Lecture 4: Playing with gradient methods¶

In this note, we'll solve some optimization problems using the gradient methods we've seen so far.

Projected gradient descent
Warm-up: Quadratics
Least squares
Regularization
Implicit regularization
LASSO
Linear Support Vector Machines
Inverse Sparse Covariance Estimation
Gradient madness

Ignore the next code box.

%matplotlib inline
import numpy as np
import matplotlib
import matplotlib.pyplot as plt

np.random.seed(1337)

# load custom ipython formatting (ignore this)
from IPython.core.display import display, HTML
display(HTML(open('custom.html').read()))
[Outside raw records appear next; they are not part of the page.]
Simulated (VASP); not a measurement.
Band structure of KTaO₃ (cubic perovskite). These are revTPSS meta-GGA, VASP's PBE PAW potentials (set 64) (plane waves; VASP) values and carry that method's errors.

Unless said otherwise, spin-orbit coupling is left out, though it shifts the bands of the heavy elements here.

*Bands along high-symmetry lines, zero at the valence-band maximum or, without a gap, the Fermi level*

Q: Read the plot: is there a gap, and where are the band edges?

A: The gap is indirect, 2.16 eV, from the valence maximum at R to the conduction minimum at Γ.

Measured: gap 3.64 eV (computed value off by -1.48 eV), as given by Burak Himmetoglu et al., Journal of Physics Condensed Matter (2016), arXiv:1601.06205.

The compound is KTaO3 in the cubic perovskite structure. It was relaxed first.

kwargs = {'linewidth' : 3.5}
font = {'weight' : 'normal', 'size'   : 24}
matplotlib.rc('font', **font)

def error_plot(ys, yscale='log'):
    plt.figure(figsize=(8, 8))
    plt.xlabel('Step')
    plt.ylabel('Error')
    plt.yscale(yscale)
    plt.plot(range(len(ys)), ys, **kwargs)

Projected gradient descent¶

We start with a basic implementation of projected gradient descent.

def gradient_descent(init, steps, grad, proj=lambda x: x):
    """Projected gradient descent.
    
    Inputs:
        initial: starting point
        steps: list of scalar step sizes
        grad: function mapping points to gradients
        proj (optional): function mapping points to points
        
    Returns:
        List of all points computed by projected gradient descent.
    """
    xs = [init]
    for step in steps:
        xs.append(proj(xs[-1] - step * grad(xs[-1])))
    return xs

Note that this implementation keeps around all points computed along the way. This is clearly not what you would do on large instances. We do this for illustrative purposes to be able to easily inspect the computed sequence of points.

Warm-up: Optimizing a quadratic¶

As a toy example, let's optimize $$f(x)=\frac12\|x\|^2,$$ which has the gradient map $\nabla f(x)=x.$

def quadratic(x):
    return 0.5*x.dot(x)

def quadratic_gradient(x):
    return x

Note the function is $1$-smooth and $1$-strongly convex. Our theorems would then suggest that we use a constant step size of $1.$ If you think about it, for this step size the algorithm will actually find the optimal solution in just one step.

x0 = np.random.normal(0, 1, (1000))
_, x1 = gradient_descent(x0, [1.0], quadratic_gradient)

Indeed, it does.

x1.all() == 0

True

Let's say we don't have the right learning rate.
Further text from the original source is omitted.